So this first challenge is the one of sort of routing and discovery and the way most organizations think about solving that is by putting a load balancer in front of every service. So we'll have a load balancer that is sort of hard coded at a particular IP. And so each of our services will hard-code that IP address of the load balancer and that load balancer will take us back to the backend service. 

Now the challenge with that approach is you end up with a proliferation of load balancers, you need thousands of them in an environment, but to that they end up usually being manually managed. So I end up having to file a ticket and wait five weeks, six weeks for someone to go in and add a new instance to that load balancer before traffic gets to it. 

So we're introducing both sort of a cost penalty. But as well as sort of an agility penalty to how fast could our organization deploy new services, scale up and down, react to machine failures, etc. 

So what we really start to look at first of all is those challenges around routing and discovery. The second set of major challenges: How do I secure all of this? Historically what you would see is a flat open network. We would put all of our security at sort of the perimeter of the network and define sort of the castle walls and use firewalls and Sims and other devices to filter all the traffic coming into the data center. 

But then once you're in in general what you tend to see as large flat namespaces, potentially there are some firewalls and sort of the East-West path. But often times those firewalls are also a management burden they end up with tens of thousands or millions of rules that are manually manage and you have this sort of mismatch of agility, which is it might take me weeks to update my firewall rule but only takes me seconds to launch a new application. So this creates friction for development teams as they're trying to scale up, scale down, deploy new versions, but are sort of shackled by how quickly firewalls and load balancers can be updated. 

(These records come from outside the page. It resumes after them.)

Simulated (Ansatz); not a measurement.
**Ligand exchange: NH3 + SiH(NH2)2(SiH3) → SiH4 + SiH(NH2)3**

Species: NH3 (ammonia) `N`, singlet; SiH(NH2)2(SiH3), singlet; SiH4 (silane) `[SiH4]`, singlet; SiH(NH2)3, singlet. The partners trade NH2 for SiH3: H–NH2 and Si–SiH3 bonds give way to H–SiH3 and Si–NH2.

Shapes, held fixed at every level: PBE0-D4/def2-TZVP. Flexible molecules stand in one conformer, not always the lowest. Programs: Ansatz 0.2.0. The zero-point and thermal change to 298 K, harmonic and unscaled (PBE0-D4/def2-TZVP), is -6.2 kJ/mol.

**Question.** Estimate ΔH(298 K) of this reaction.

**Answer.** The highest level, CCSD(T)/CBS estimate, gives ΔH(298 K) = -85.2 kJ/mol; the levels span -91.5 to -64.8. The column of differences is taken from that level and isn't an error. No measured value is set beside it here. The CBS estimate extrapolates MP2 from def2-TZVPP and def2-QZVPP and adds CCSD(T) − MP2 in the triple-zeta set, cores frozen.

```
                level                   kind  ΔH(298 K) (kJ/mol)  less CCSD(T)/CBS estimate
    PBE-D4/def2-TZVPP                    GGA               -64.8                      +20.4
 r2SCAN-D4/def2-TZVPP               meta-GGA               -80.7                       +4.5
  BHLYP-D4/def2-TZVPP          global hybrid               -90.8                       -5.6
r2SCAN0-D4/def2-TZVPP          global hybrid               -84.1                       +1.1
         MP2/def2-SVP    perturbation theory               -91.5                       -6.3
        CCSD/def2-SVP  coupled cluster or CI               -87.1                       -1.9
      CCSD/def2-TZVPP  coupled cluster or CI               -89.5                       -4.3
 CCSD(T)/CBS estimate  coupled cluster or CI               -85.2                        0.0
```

So those are some of the problems as we talked about what exists in a micro service or service oriented architecture and the goal of a service mesh is really to solve that problem holistically.

So that starts with is by having a central registry of what are all of the services that are running. So anytime a new application comes online, it populates that central registry and so we know "service instance 'B' is now available at this IP". So what this lets us do is anyone who wants to discover that service can query the central registry say "where's that service running?" What's its IP? How do I talk to it? So this lets us build much more dynamic infrastructure where as servers come and go or we scale up and down, we don't have to file a ticket and wait weeks for load balancers and firewalls to get updated. Right? It comes up and goes to the registry. It can be discovered immediately. The other side of that problem is how do we secure the traffic East-West inside the castle walls, right? So it's not enough anymore for us to say this network perimeter is perfectly secure. We really have to be realistic and say an attacker will get on to that network. 

Right and if an attacker does get on that network, we can't have it be wide open instead. Every service should require explicit authorization. You can only talk to the database if you need to talk to the database, right? And so that really becomes the second sort of challenge service meshes look at solving is how do we let you explicitly define rules around which service can talk to what? So we can centrally define and say my web server is allowed to talk to my database but we do it at the sort of a logical service layer level. 

We're not doing it like "IP1 can talk to IP2" at a firewall level and the advantage of this logical service level is its scale independent. It doesn't matter. Do we have one, ten, or a thousand web servers the rule web server database is the same and so the challenge of the sort of identity based security is now we need to have service identity. So part of what a service mesh does is distribute certificates to these end applications. 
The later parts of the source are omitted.